Julie Hermann Scandal Update: Rutgers Athletic Director Calls Herself 'Uniquely Qualfied' for Her New Job in Brief Interview With Reporters

Julie Hermann has come to her own defense.

The embattled Rutgers athletic director met briefly with reporters, Wednesday, calling herself "uniquely qualified" for her new job, based on her controversial past job as volleyball coach at the University of Tennessee, the Philadelphia Enquirer reports.

The newspaper cited the meeting to be less than 15 minutes. During that time outside the Hale Center at Rutgers' HighPoint Solutions Stadium, Hermann refused to talk in specifics about her time at Tennessee, which included a letter her players sent the Tennessee athletic director in 1996, accusing her of verbal abuse and inappropriate coaching behavior.

When asked directly about her recollections of that volleyball season, Hermann would only offer:

 "That lesson of 17 years ago was honestly part of why I felt I was . . . very qualified, arguably uniquely qualified, because I'd been a student athlete, been an assistant coach, been a head coach, and now been an administrator," she said. "I've been in every spot that exists in an athletic department and I understand the challenges. And I've been successful with them and I had a failure with them."

The 1996 volleyball players' letter said Hermann called her players "whores, alcoholics, and learning disabled."

Hermann repeated to reporters that the accusations are false.

"I'm not a name caller," she said.

Hermann added that she disagreed with a jury verdict that awarded damages to an assistant coach at Tennessee who accused Hermann of firing her in 1997 for becoming pregnant. Hermann has said she fired the assistant based on performance.
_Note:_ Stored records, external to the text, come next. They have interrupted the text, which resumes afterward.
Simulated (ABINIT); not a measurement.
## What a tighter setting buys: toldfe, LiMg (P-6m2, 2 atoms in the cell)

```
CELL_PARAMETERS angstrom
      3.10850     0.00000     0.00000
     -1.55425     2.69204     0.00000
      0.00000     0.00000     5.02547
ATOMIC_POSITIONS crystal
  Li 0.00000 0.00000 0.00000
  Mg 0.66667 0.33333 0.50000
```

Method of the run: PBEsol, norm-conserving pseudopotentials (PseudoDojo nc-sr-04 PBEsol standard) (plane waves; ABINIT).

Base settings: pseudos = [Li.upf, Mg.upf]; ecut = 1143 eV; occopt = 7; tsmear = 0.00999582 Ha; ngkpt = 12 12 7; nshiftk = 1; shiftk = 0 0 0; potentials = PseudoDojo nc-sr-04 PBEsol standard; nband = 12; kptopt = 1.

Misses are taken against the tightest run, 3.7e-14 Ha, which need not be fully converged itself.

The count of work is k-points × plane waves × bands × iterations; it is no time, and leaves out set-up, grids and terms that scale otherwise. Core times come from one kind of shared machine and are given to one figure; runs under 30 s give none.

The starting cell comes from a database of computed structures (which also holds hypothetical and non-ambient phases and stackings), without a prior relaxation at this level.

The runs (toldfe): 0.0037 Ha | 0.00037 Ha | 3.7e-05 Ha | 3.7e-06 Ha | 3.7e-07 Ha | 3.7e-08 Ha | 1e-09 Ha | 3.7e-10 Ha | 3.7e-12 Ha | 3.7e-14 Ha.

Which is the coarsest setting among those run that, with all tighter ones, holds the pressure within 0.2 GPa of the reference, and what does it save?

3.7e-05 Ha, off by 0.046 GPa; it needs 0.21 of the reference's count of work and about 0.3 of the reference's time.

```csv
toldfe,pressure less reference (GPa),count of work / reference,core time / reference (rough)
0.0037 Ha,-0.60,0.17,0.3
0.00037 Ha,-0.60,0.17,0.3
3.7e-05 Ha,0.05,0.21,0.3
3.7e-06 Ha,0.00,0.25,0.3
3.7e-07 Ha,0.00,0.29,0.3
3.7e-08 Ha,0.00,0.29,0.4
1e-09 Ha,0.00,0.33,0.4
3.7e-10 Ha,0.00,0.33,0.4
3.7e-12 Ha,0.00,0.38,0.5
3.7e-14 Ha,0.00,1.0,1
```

The only light she did shed during the interview was admitting a bout of second-guessing herself for taking the Rutgers job but going through with it because of her commitment to collegiate athletics.

She added that the controversies surrounding her and the Rutgers athletic department has made fund-raising more difficult, the Inquirer reported.

"Am I going to have to work double time to connect with the people who are passionate about Rutgers? I am," she said.